Public Policy behind Sec. 619
The public policy behind the Volcker Rule is fairly apparent. As the Chairman of the Federal Reserve from 1979-87, Paul Volcker (and the rule that bears his name) seeks a nostalgic return to a time when he was directing US monetary policy – specifically, a time before the Gramm-Leach-Bliley Act (“GLB”). GLB was passed in 1999 primarily as a means to repeal the restrictive provisions of the Banking Act of 1933 (known as the Glass-Steagall Act), which imposed anti-speculation provisions separating Wall Street investment banks from depository institutions.
The logic behind Glass-Steagall was that because depository institutions are so important to a large majority of Americans (i.e., they hold everyone’s money) we don’t need to subject them to further peril via pro-risk investment banks. If the risky bets went poorly, those bank deposits would be insured by the Federal Deposit Insurance Corporation (“FDIC”), but the government would then be burdened by the cost of replacing these insured funds via the FDIC. The combination of investment banking and depository institutions can also lead to conflicts of interest between the depository banks’ management and the customers whose deposits they hold. Its repeal, via GLB, was supported by the premise that many international banking institutions did not have such legislative separation requirements, and therefore the premise that this separation would work in practice, was sound. Additionally, increased international competition called for a leveling of the playing field between US banks and their international rivals.
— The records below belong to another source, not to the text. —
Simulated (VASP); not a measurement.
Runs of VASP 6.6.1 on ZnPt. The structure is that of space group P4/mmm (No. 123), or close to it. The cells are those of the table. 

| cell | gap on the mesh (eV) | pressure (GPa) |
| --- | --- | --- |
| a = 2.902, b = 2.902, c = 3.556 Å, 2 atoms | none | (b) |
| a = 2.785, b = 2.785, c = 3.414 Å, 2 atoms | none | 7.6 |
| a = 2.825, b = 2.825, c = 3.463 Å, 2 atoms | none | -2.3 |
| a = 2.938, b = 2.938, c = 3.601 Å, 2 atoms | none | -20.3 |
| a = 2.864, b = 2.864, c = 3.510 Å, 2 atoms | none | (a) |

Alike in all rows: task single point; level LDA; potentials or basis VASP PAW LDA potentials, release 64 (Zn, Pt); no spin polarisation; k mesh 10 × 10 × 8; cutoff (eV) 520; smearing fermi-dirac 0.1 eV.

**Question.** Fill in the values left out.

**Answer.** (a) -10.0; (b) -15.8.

However, in leveling that playing field and allowing the banks to compete with their international rivals (since GLB in 1999) many banks immediately grew to previously unseen, behemoth proportions and some eventually became “too big to fail”. Id. This is another crux of the Volcker rule’s policy as a whole. By limiting bank growth via these restrictions, we won’t have to combat “too big to fail” again in the future. Id.
While the policy behind this objective is sound, the methodology behind it is over-reaching or, at best, inaccurate. That is, the most recent financial crisis was in no large part the result of the items addressed by section 619. Commercial paper did not dry up because of proprietary trading, nor was bad consumer mortgage debt securitized and tranched through sponsorship of hedge or private equity funds by banking entities. While neither Paul Volcker nor the drafters of the bill specifically claim that to be the case, the rule’s sweeping changes which bring the US financial system back to a pre-GBL era are an equally excessive response to the minimal role played in the financial crisis by the acts this rule prohibits. What, then, could be the reason for such expansive regulatory responses (such as section 619) if they are not geared at correcting the wrongs at issue in the crisis?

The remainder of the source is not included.